Philly needs more Black teachers. A new report shares insights on how to retain them.

Steps include reassessing curriculum, talking frankly about race, and changing the culture

A teacher writes on a white board with a marker inside a bright sunny classroom.
A new report suggests schools and school districts need to make significant changes to recruit and retain teachers of color. (Allison Shelley for EDUimages)

In a city where 80% of students are Black and Hispanic, only 24.5% of Philadelphia’s teachers are Black and around 5% are Latino. Less than 5% of teachers are Black men.

While Superintendent William Hite has said he wants to have 1,000 Black male teachers in the district by 2025, a new national report says schools and districts need to make significant changes to recruit and retain teachers of color.

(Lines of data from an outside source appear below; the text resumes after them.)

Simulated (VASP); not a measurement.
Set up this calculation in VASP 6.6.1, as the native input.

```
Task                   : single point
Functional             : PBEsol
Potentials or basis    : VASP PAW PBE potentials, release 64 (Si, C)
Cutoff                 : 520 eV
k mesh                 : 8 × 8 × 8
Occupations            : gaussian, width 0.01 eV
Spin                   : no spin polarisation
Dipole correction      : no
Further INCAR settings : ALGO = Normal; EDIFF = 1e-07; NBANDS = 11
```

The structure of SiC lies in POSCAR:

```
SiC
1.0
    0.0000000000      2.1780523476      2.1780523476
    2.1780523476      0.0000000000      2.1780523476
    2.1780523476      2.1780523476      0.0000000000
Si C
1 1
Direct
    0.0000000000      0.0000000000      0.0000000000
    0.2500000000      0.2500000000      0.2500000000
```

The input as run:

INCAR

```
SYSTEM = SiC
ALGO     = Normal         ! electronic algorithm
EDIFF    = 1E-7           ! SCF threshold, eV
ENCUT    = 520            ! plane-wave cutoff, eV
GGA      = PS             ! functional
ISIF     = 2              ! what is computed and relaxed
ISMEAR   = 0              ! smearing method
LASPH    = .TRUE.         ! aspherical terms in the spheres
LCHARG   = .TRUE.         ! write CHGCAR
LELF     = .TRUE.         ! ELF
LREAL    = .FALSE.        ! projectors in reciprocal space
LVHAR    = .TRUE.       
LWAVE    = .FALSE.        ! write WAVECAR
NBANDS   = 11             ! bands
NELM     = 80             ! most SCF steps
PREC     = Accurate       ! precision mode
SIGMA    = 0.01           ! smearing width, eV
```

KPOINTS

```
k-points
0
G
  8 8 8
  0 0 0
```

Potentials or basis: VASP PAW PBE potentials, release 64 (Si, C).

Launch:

The report, from the Center for Black Educator Development and Teach Plus, a nonprofit that works to create teacher leaders around equity issues, says districts need to reassess curriculum, have honest discussions about race and racial issues in schools, and make sure civic leaders and community groups are committed to diversifying the pool of teachers.

“When teachers of color thrive, so do students,” said Lindsay Sobel, Teach Plus Interim CEO. 

Numerous studies have shown that Black students are more likely to graduate from high school if they have at least one Black teacher in kindergarten through eighth grades.

Currently, about 350 of the district’s 8,000 teachers are Black men, a decline from 2001 when about a third of city teachers were Black. The percentage of Black teachers in the city has plateaued over the past several years at just below the quarter mark. That is better than the country as a whole, and far better than Pennsylvania, where less than 6% of all teachers are Black.

As part of its Goals and Guardrails focus on anti-racism, the Philadelphia Board of Education wants to increase teacher diversity.

The district has created several teacher residency and fellowship programs geared towards people of color. It is working on helping paraprofessionals in schools, many of whom are from the community, to earn teaching credentials, said Sharif El-Mekki, founder and executive director of the Center for Black Educator Development and a former Philadelphia teacher and principal. A teacher academy at Science Leadership Academy-Beeber helps high school students pursue a career in education.

The district has also recently created an Office of Diversity, Equity and Inclusion focused on rooting out racist practices and changing policies to do so.

Several Black Philadelphia teachers said that they believe conditions in city schools have improved over the past several years, but much remains to be done.

“It’s about not just recruiting Black teachers, but creating a school culture that celebrates and confirms Black identity,” said Abigail Henry, a social studies teacher at Shoemaker Mastery  charter school. She was one of 105 teachers nationwide who participated in a focus group that formed the basis for many of the report’s recommendations. 

Henry is also among three city teachers who won a grant to incorporate The New York Times’ “1619 Project,” which reframes American history around slavery, into a curricular unit. 

“Schools need not only Black teachers, but anti-racist curriculum that doesn’t sugarcoat our history,” Henry said. At the same time, “conversations about race and racism should be happening in all classrooms.”  In 2005, the Philadelphia School District became the first big city to require students to take an African American history course in order to graduate. 

Isaac Dunn, who teaches history at Edison High School, said he only had two Black teachers in South Jersey.. “As a young man, it is difficult to take pride in yourself and your work if in everything you see the ethnic group you come from is historically castigated,” he said.

He says it’s important not only to have more educators who reflect the students they’re teaching, but also to reframe pedagogy to put “education and racial justice together and have a community of educators and policies to support you.”

Sam Reed, an African American history and English teacher at the U School, has taught in Philadelphia for 24 years. He said that groups of teachers, including the Caucus of Working Educators, have already been holding meetings, discussions, events, and actions around promoting anti-racism in schools and “incentivizing folks of color.”

The district leadership, he said, “should lean into that work, replicate things that are successful and go from there.”